Four hundred and twenty kilometres later I arrived in another of the country’s main towns – Nelson. Situated almost bang in the middle of the South Island’s north coast in the centre of the wide Tasman Bay, Nelson boasts the most sun in the country and long, yellow beaches. The weather was fine, my curiosity whet and my legs stiff from the journey.
“I fancy a walk,” I told the desk clerk at the small backpackers I checked into that evening, “Any suggestions?”
Early next morning I stowed most of my things in the hostel’s storeroom taking only the bare essentials in my tiny daypack, my sleeping bag slung on string from the bottom. My destination was Abel Tasman National Park on the western tip of Tasman Bay where I planned to complete a three-day hike beginning at a place call Totaranui, a three-and-a-half hour bus-ride away. We inexplicably changed bus three times on the way, our driver changing with us on each occasion, and stopped for a good half hour for ‘morning tea’ at a delightfully homely place with a spectacular view of forested hills still clinging to the remnants of morning mist. Thus refreshed we arrived at our destination in a leisurely fashion but not a minute late and I eagerly headed for the information kiosk where I had been assured I could obtain a map. The shutters were down, the door padlocked.
“Ah well,” I shrugged at a similarly disadvantaged couple as I secured my pack, “Best foot forward!” And I set out to see what I would see.
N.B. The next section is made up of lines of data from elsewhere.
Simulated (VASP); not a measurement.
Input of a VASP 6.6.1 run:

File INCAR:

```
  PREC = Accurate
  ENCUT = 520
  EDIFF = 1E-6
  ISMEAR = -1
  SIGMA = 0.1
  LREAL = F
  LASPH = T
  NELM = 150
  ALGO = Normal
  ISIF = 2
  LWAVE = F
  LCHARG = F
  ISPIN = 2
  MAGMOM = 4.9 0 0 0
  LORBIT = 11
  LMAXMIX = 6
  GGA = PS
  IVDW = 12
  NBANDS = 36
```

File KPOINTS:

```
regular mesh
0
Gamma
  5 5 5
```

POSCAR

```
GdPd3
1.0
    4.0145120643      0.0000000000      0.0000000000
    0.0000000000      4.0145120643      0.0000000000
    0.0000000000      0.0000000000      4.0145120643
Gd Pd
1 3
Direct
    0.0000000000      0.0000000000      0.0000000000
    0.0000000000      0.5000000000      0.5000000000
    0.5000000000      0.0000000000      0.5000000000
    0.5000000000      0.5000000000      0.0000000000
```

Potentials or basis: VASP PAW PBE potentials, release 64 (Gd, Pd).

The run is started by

It didn’t take me long to get well and truly lost. The path was easy enough to follow, but my imagination, I was sure, had run far, far away. I appeared to be on the set of ‘Jurassic Park’. Thick, lush jungle plunged up and down either side of the track with more plants than I could take in. Some of the trees I recognised, but there were so many different species of fern, some growing exuberantly across the forest floor, others with thick, honeycomb- patterned trunks and broad, feathered leaves spreading high above my head. Green was everywhere in all shades and I was sure I’d never seen such natural opulence or felt such life surging from the earth. The forest was so thick that had there been no path, I would have needed a machete to hack my way through. After the almost Englishness of Christchurch I was quite unprepared for this, surprised and delighted beyond measure. If a Brontosaurus had popped its head through the branches to munch the curling leaves of one of the towering tree ferns, I wouldn’t have flinched. The last thing I’d expected was to find myself foraying into a tropical dreamland and the smile on my face grew at every turn. Little fantail birds fluttered around my head, snacking on bugs disturbed by my passage. I fancied they were keeping me company and tried to mimic their twittering, hoping they might come even closer, perhaps even perch on my hand or head. The sounds of warbling, ringing and complex trills punctuated the quiet – native birds the like of which I had never heard before. Once in a while I stood absolutely still to listen, losing myself in the sounds of nature; wind in the trees, chirruping of unseen crickets, birds singing and the crackle and rustle as they moved between the branches. The air was full of the cycle of life, scent of trees growing and dying, the mulch of leaves red-brown under foot. My self was lost among it, all remnants of fatigue spirited away.